The Mudcat Café TM
Thread #50459   Message #765896
Posted By: GUEST,Fred Miller
15-Aug-02 - 12:09 PM
Thread Name: BS: Just Kidding?
Subject: RE: BS: Just Kidding?
Hi Guest, I don't want to pick a fight, but don't really understand. I don't see a direct line between the workplace and net forums, which you seem to imply--I more or less have to deal with the atmosphere at work but can come and go here, if something offends me here I can speak out--no-one is my boss, and if I'm bored or disgusted I can leave it. On the other hand, e-conversation lends itself to giving unintended offense. Why pick on jokes? Seems rather odd, since I encounter as much ugliness in plainspeak as in jokes, more, really. (I almost only tell 'group' jokes in the presence of members of that group, and usually have better ones about a group I'm filed in.) It all depends. I think these sorts of rules are maybe a well-intended substitute for something much better--learning how to communicate and relate to people nicely. It's too complicated for any set of rules, but in some situations, workplaces maybe, rules are the best we can do. Voluntary discussion forums seem to me a good place to try to do better than that, even if there's a price, which there probably has to be.

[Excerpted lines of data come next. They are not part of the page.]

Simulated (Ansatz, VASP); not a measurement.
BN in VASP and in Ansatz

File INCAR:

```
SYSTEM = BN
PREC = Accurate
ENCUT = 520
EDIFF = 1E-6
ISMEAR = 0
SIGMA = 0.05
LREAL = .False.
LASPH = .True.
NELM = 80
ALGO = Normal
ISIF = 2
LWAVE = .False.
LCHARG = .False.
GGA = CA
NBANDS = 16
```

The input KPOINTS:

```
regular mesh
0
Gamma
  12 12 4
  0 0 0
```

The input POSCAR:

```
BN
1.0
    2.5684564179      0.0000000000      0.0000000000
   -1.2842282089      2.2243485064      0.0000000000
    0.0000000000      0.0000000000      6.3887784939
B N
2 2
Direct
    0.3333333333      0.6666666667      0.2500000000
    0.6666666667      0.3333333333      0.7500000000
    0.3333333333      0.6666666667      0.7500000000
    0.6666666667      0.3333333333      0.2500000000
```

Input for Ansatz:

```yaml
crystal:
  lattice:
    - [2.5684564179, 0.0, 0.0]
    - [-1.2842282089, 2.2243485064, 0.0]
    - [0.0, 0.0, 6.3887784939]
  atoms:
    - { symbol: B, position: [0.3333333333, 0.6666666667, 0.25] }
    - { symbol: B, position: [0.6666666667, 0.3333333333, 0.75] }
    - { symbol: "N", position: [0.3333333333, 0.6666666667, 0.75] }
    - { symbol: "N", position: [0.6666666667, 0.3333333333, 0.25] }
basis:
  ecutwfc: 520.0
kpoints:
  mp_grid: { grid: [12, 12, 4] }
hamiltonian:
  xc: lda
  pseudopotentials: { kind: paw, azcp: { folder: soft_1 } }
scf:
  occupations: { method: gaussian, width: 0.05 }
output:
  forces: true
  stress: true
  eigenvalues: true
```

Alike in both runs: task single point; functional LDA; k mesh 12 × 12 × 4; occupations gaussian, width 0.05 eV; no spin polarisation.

As for sex, smut, I personally don't mind it, except that it's usually predictable and boring, never any original observations, people don't really talk about sex--just a sub-language of cartoony, second-hand abstractions. Sure, it tends to define women in a grotesque caricature of their gender, sexuality, and identity, and I'd like to learn to understand more about these things, since I don't have the authority to make it either A. go away, or B. more genuinely interesting and funny. (I think it also makes men seem like cartoons, but then it's more a defensive lampoon, maybe, than offensive.) It's not enough for me when people say, for example, this or that sexual stuff "objectifies" women--seems more animal than object, really. More cartoony than either. It's hard, but helps to get one's objections right.

Again, I don't think rules are very helpful to open discussions. Making good points to people willing to listen, or who can be influenced by your p.o.v. is probably better. And there are plenty of other things that can be quite offensive, besides the obvious ones phd's are currently writing rules about. I can think of some that bother me, totally offend me, but there's no general recognition of any need for sensitivity about, most people don't get it. How do you counteract something offensive , without appointing yourself arbiter or invoking some authority? I don't know, but that'd be good to learn.